A postman carries the mail in Angel Hill, Sutton, Surrey, a city center in the southern part of greater London, with the pedestrian bridge in the background. A horse and wagon can be seen even farther back, indicating that this photo was taken before the advent of the automobile, when it was still safe to walk in the road, if you watched where you stepped.

Walking with Jane Austen

“Jane Austen is an example of a respectable young woman, who, living a very sheltered and uneventful country life amid people to whom gentility was everything, yet nevertheless felt the urge to walk, even when others disapproved. It was indeed one of her few and greatest pleasures; she did not walk far, as compared with the walking-tourists, and the scenery of Hampshire, through which she walked, was not particularly striking; but she probably walked often, and by making a number of her characters also enjoy walking, she succeeds in transmitting to us something of her attitude and feeling about it. There is scarcely a novel without a young lady who walks. In Pride and Prejudice (1797) we have Elizabeth Bennett, who likes long, solitary walks; in Sense and Sensibility (1798) the Dashwood girls. In Northanger Abbey (1798) it is Catherine Moreland, who goes walking with a mind tuned to the influence of nature; and twenty years later, in Persuasion (1818) Anne Elliot shows an even greater and almost Wordsworthian sensitivity to what Jane Austen calls the ‘peculiar and inexhaustible influence’ of nature on a ‘mind of taste and tenderness.’ This may perhaps be taken to show that not only Jane Austen herself, but many other young ladies of similar social position were kicking over the traces in this mild way.”

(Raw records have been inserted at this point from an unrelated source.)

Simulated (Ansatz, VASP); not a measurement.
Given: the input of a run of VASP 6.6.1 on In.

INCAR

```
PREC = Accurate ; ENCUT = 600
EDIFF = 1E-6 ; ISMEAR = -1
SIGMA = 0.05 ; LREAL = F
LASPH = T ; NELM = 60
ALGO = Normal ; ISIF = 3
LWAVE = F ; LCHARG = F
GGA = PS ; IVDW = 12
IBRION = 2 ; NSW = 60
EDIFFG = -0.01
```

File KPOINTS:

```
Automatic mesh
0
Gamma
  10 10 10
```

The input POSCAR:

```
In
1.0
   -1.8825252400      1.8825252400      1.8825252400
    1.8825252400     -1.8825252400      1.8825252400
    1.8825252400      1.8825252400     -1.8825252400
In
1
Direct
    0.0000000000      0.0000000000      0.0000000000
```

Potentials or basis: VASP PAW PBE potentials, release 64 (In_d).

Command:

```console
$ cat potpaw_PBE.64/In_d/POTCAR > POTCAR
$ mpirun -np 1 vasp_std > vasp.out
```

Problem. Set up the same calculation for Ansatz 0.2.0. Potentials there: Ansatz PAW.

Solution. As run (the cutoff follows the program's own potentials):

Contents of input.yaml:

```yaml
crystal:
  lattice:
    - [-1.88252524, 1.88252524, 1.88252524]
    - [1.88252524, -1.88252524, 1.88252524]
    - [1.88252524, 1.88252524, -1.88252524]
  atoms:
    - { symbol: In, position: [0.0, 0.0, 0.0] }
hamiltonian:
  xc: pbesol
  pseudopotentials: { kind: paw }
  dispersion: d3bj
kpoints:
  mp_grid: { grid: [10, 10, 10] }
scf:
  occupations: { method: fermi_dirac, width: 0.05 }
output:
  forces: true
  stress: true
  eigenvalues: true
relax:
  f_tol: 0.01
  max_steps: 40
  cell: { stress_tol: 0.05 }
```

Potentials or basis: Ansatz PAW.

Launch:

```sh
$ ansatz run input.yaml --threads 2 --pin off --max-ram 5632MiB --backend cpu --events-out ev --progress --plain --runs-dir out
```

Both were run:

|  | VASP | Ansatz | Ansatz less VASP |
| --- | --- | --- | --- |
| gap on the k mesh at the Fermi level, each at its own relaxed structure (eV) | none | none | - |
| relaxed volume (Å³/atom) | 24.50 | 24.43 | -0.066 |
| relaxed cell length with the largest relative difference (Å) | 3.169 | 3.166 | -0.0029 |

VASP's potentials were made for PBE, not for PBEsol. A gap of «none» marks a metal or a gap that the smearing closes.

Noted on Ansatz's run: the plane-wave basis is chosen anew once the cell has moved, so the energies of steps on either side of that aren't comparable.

– Morris Marples in Shank’s Pony: A Study of Walking (1958)

Eager Walking

“With light step, as if earth and its trammels had little power to restrain him, a young man in gorgeous vestments pauses at the brink of a precipice among the great heights of the world; he surveys the blue distance before him — its expanse of sky rather than the prospect below. His act of eager walking is still indicated, although he is stationary at the given moment; his dog is still bounding. The edge which opens on the depth has no terror; it is as if angels were waiting to uphold him, if it came about that he leaped from the height… He is the spirit in search of experience.”

– Arthur Edward Waite in The Pictorial Key to the Tarot (1910), card designed by Pamela Colman Smith.

To Walk Freely

“Being born a woman is my awful tragedy. Yes, my consuming desire to mingle with road crews, sailors and soldiers barroom regulars — to be part of a scene, anonymous, listening, recording — all is spoiled by the fact that I am a girl, a female always in danger of assault and battery. My consuming interest in men and their lives is often misconstrued as a desire to seduce them, or as an invitation to intimacy. Yes, God, I want to talk to everybody I can as deeply as I can. I want to be able to sleep in an open field, to travel west, to walk freely at night.”